In this blog, we summarise how the final regulations and the planned changes to the Qualified Intermediary (QI) agreement affect non-US banks that hold publicly traded partnership (PTP) interests in custody for their clients. We also outline why acting as a Nonqualified Intermediary (NQI) with respect to PTP interests, which is a common practice amongst various Swiss and Liechtenstein banks, may no longer be a feasible approach as of 1 January 2022.

Legislative history

Sections 864(c)(8) and 1446(f) were added to the IRC in 2017 as part of the Tax Cuts and Jobs Act. Section 864(c)(8) provides rules for determining the amount of gain or loss that is treated as effectively connected with a US trade or business when a non-US person sells an interest in a partnership that is engaged in a US trade or business. Section 1446(f) provides withholding and reporting rules applicable to the transfer of partnership interests described in section 864(c)(8).

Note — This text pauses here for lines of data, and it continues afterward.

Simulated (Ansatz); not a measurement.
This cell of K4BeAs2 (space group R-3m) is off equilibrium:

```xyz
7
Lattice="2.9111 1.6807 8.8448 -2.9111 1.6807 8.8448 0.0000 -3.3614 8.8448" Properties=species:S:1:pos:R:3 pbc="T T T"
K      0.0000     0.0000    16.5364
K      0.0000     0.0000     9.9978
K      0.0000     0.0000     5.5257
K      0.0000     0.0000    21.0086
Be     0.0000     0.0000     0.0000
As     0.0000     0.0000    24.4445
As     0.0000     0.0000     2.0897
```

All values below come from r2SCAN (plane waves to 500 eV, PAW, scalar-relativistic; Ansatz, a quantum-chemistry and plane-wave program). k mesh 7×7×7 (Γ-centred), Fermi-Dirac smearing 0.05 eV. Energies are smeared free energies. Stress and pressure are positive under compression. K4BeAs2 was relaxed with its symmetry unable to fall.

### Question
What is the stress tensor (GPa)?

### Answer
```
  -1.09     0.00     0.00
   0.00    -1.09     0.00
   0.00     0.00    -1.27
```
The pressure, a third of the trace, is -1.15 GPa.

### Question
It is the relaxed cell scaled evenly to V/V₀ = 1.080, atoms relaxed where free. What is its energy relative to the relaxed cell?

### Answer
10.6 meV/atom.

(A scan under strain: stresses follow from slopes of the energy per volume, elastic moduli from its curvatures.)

The IRS issued notices in 2017 and 2018 suspending the application of the rules for PTP interests and provided guidance for withholding on transfers of non-PTP interests.

In May 2019, the IRS issued proposed regulations under IRC section 1446(f). The final regulations retain the basic approach and structure of the proposed regulations, but include several modifications and clarifications.

The provisions of the final regulations generally have an applicability date of 29 January 2021, i.e. 60 days after publication in the Federal Register. However, certain provisions, including those pertaining to PTPs, go into effect for transfers taking place on or after 1 January 2022.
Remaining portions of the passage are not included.